There are multiple laws in place to protect both employees and job candidates against workplace discrimination. One of those is the Americans with Disabilities Act (ADA). As an employer, it’s crucial that you understand your responsibilities under the ADA.
The Purpose of This Law
The ADA National Network explains, “This is a civil rights law that prohibits discrimination against individuals with disabilities in all areas of public life, including jobs, schools, transportation, and all public and private places that are open to the general public. The purpose of the law is to make sure that people with disabilities have the same rights and opportunities as everyone else.”
The term “disability” applies to anyone with a significant physical or mental impairment/condition. A few examples include:
- Multiple sclerosis
- Visual, hearing or speech impairments
An employer’s responsibilities involve two key components—not discriminating in all aspects of employment and providing reasonable accommodations.
The main thing you need to know is that it’s unlawful to discriminate against a person based on a disability during recruitment, hiring, promotions, termination, etc. As long as a person with a disability is qualified for a position, they must be given the same consideration as other candidates. At the same time, a person without a disability shouldn’t be given any preferential treatment.
In other words, you should look at a person’s qualifications and not their disability. The US Department of Labor (DOL) states, “An employer is always free to hire the applicant of its choosing as long as the decision is not based on disability,” which is the main point here. Additionally, it’s your duty to ensure that an individual isn’t harassed because of their disability while in your workplace.

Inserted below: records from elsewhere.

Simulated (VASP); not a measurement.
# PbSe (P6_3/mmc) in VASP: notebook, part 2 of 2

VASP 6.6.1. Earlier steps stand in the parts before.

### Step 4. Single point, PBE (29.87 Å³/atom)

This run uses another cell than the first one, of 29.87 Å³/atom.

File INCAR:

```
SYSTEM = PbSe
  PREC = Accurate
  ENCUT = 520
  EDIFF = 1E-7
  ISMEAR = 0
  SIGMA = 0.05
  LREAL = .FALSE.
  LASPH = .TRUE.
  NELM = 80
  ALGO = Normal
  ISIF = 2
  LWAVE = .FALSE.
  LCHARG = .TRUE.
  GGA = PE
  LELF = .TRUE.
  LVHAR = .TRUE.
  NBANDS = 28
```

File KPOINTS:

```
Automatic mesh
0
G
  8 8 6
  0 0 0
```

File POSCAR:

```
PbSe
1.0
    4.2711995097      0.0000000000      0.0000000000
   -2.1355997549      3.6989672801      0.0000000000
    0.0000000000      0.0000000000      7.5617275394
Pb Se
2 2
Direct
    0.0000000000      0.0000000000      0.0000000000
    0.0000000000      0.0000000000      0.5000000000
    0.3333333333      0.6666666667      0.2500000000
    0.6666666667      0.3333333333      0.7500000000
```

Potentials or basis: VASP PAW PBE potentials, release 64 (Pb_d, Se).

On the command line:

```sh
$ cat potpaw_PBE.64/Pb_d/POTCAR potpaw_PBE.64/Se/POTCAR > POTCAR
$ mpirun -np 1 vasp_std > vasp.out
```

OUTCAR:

It’s also your responsibility to provide “reasonable accommodations” that enable a person with a disability to effectively perform his or her job. Some examples include:
- Modifying the height of equipment for someone in a wheelchair
- Providing an employee handbook in large print or an audiotape version for someone with a visual impairment
- Replacing doorknobs with accessible handles
- Allowing a person to work remotely if possible
However, these accommodations must not create an “undue hardship” on your end, which means that it shouldn’t be too expensive or difficult to implement. If accommodations meet either of these criteria, then you’re not responsible for making them.
Note that it’s fairly rare that accommodations do provide an undue hardship for an employer. The DOL reports that 57 percent of accommodations cost absolutely nothing to make, and the remaining cost only $500. In many cases, these costs are tax deductible as well. More often than not, it won’t be of any major inconvenience to you.
The Bottom Line
According to the 2010 US Census Report, nearly 20 percent of the population had some type of disability, with more than half them being severe. By these numbers, roughly 1 in 10 individuals have a significant disability. Understanding an employer’s responsibilities under the ADA should ensure that you know how to respond when encountering either a disabled candidate or employee so that you’re legally compliant and treat each person fairly.